King David is one of the most celebrated figures of the Hebrew Bible, his name mentioned more often than even that of Moses. According to the Bible, David united the 12 tribes of ancient Israel into a great, unified kingdom stretching from Egypt to Mesopotamia, with Jerusalem as its capital. Yet some scholars today question whether this kingdom—and even David himself—ever existed. In the mid-1990s, Israeli archeologist Eilat Mazar first proposed the idea of searching for the remains of David's palace at a site in the oldest area of Jerusalem. A decade later, with the support of the Shalem Center in Jerusalem, she was able to realize this dream. In the interview below, which producer Gary Glassman conducted at Mazar's excavation site, we hear about her remarkable finds.
BIBLICAL CLUES
Q: Why did you want to excavate here, in this part of Jerusalem?
Eilat Mazar: We started excavations here because we wanted to examine the possibility that the remains of King David's palace are here. We could have been wrong, but we knew that whatever we would find would likely be important. We are in a very important spot of the City of David [the oldest part of Jerusalem], at the top of the city. It overlooks all the area around, and it's very narrow, only about 60 meters [about 200 feet] wide.

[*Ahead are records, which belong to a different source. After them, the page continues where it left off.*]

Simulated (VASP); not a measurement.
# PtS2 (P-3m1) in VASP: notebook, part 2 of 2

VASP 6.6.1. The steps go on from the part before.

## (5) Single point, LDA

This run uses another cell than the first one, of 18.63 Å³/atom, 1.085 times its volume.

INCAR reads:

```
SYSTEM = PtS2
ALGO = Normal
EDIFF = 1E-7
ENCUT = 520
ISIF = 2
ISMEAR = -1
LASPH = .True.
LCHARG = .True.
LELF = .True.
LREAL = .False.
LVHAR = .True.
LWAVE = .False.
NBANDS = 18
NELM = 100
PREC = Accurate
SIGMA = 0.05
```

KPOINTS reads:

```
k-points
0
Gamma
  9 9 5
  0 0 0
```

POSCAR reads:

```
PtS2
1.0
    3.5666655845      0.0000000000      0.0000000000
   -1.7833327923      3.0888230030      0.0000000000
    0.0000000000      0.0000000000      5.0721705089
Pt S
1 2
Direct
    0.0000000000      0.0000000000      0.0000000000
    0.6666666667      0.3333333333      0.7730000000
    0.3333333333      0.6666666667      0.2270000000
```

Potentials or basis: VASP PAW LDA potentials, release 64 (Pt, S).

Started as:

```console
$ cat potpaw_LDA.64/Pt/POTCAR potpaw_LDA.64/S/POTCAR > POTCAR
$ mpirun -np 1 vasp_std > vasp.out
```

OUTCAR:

Q: Were there clues in the Bible that this might be the spot of David's palace?
Mazar: Yes. We knew from the Bible that King David went down to a fortress as he heard the Philistines coming to attack him. Now, where did he go down from? Most probably from where he stayed, meaning his palace.
Before our excavations, it was believed that the Stepped Stone Structure [a 60-foot high, terraced structure] here was a support structure for the fortress of Zion, a Canaanite fortress that, according to the Bible, King David captured. Our idea was to excavate just to the north of where we thought the fortress was built.
Q: Did archeologists before you think this area had remains from the time of David?
Mazar: Some did. In the 1960s, for instance, Kathleen Kenyon's excavation revealed building remains and pottery indicating that a significant structure was built here in the 10th century B.C., meaning more or less around the time of King David [according to the biblical chronology].
Q: When you started your excavation, what was the first sign that you had found something important?
Mazar: We began to see signs that we were dealing with a very massive structure. Huge boulders started to appear all over the area. And we found walls that were very thick, more than five meters [about 16 feet] thick. I thought it was probably the remains of the fortress, not David's palace. Then, a week or a week and a half later, we started to find a lot of pottery from the 12th or 11th century B.C. in different places under the massive structure. So it couldn't be the Canaanite fortress of Zion, because the fortress would have been built hundreds of years earlier.
Q: So you found pottery under the structure, and then you also found pottery on top of the structure, is that right?
Mazar: Yes. And this pottery together helps us to date the structure. So, under the structure we found a great quantity of pottery that is typical of the 12th–11th century B.C., the late Canaanite pottery. And on top of the structure we found later pottery, typical 10th-century pottery. The structure stands in between these two periods, meaning the building itself must have been built sometime around 1000 B.C.
Q: Is it possible that the dating of the site could be off, that the structure might have been built earlier or later than the time of David and Solomon?
Mazar: In archeology, it's very difficult to declare such a precise date. I say that the structure was built around 1000 B.C., but it could have been built 50 years before or 50 years after. It's a possibility, although it doesn't make sense to me to prefer these other dates, and I think it's important to take into account the biblical story of King David.